Kolkata: Coal India Ltd (CIL) said on Monday that its consolidated net profit in the quarter ended 31 March declined 4.93% to 4,013 crore from a year earlier despite a 22.7% jump in net revenue because money had to be set aside for increased wages.

Increased liability: Coal India CMD S. Narsing Rao. CIL raised the wages of its 365,000 workers with retrospective effect from July last year for which it will have to provide at least Rs 7,000 crore this year. By Indranil Bhoumik/Mint

Consolidated net revenue rose to 19,419 crore from 15,004 crore, thanks to an increase in coal prices in February last year. Production rose 9.6% to 144.6 million tonnes (mt). The price increase resulted in an additional revenue of 10,000 crore in fiscal 2012, according to Rao.

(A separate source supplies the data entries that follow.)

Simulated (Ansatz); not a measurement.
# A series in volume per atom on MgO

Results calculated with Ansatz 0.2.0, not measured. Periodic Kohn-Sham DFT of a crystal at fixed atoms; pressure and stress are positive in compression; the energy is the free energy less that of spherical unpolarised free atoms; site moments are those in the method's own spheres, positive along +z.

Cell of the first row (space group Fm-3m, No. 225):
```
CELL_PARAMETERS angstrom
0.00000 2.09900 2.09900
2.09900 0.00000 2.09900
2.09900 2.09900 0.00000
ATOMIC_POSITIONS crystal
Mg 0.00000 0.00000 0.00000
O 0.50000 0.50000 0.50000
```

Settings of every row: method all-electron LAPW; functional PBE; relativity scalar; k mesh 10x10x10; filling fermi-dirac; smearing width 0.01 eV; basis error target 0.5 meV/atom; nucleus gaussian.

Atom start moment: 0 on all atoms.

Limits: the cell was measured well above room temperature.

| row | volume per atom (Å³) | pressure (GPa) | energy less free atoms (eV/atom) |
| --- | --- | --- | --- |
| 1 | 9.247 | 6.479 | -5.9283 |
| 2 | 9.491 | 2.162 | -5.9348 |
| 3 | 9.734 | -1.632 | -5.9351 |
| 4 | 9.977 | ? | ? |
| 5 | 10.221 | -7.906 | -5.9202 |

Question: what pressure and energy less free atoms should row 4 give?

In fiscal 2012, CIL produced 436 mt of coal, marginally short of its target of 447 mt for the year. For the current year, CIL has set itself a production target of 464 mt, which according to Rao is challenging.

Consolidated cash reserves rose 13,000 crore from a year ago to 58,000 crore at the end of March. Income from interest in fiscal 2012 at 5,345 crore is up 44.5% from last year’s 2,964 crore.

It is not clear how CIL proposes to deploy this cash except to expand mining in India, which is facing delays in getting clearance from the environmental authorities and difficulties in acquiring land.

Asked if CIL was planning to raise coal prices to recover the higher wage cost in the current fiscal, Rao said the company would look to cut costs and shore up production to mitigate the effect of the wage hike. Analysts across broking firms are expecting a price hike even while admitting that there are political constraints to such a move. Though Rao didn’t rule out a price hike, he said there was no plan to do so immediately.

CIL said it may be able to supply only 60-65% of the coal required by the power companies with which it has long-term fuel supply agreements (FSAs) despite raising the target for supplying coal to such consumers to 347 mt from 312 mt in fiscal 2012.

It could bridge this gap by importing coal, but will do so only if the consumer agrees to pay for the higher cost of doing so, according to Rao.

One of the constraints faced by CIL is the lack of availability of railway rakes. While it needs around 205 rakes per day to support peak production, according to Rao, only 184-185 are currently available.